Financing the private water and sewerage Companies of England and Wales

The Walker Report and South West Water

Last update Thursday 22 April 2010

In 2008, Defra commissioned an ”Independent Review of Charging and Metering for Water and Sewerage Services” under the leadership of Anna Walker. The terms of reference for the review were -

To examine the current system of charging households for water and sewerage services, assess the effectiveness and fairness of current and alternative methods of charging and consider and make recommendations on any actions that should be taken to ensure that England and Wales has a sustainable and fair system of charging in place. It will look at social, economic and environmental concerns.

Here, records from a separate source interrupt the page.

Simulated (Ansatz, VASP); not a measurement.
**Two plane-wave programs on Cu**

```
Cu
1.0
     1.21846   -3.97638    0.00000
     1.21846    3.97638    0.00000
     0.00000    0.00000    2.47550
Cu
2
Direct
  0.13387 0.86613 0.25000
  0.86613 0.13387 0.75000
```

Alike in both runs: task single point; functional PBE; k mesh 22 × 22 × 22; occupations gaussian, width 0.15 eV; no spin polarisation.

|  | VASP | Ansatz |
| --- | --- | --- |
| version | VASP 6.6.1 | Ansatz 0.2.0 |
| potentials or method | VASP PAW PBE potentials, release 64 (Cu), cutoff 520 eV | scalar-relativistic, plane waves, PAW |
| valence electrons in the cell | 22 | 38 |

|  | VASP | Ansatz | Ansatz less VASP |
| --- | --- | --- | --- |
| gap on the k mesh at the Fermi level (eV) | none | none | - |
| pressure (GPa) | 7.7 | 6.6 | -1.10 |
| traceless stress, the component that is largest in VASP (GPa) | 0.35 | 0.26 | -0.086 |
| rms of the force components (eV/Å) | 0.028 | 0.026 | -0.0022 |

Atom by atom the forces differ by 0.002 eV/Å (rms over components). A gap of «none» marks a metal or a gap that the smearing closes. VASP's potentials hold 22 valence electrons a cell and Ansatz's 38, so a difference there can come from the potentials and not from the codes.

The final report of the review, published in December 2008, singled out South West Water charges as being particularly high and recommended subsidies of £33 million a year, or a one off payment of “around £650 million”, to be paid to South West Water in order to reduce household bills in the South West by “say, £50”. It was suggested that this subsidy “could be funded directly by the government or by other water customers”. The report has of course been welcomed without reservation in the South West by the public voices of water customers such as CCWater and Members of Parliament at the time. Unfortunately, the investigation was seriously flawed in that it appears to have assumed from the outset that the Ofwat price determinations are unquestionably fair and that South West Water household bills must inevitably remain high mainly because of the comparatively low number of households in the South West.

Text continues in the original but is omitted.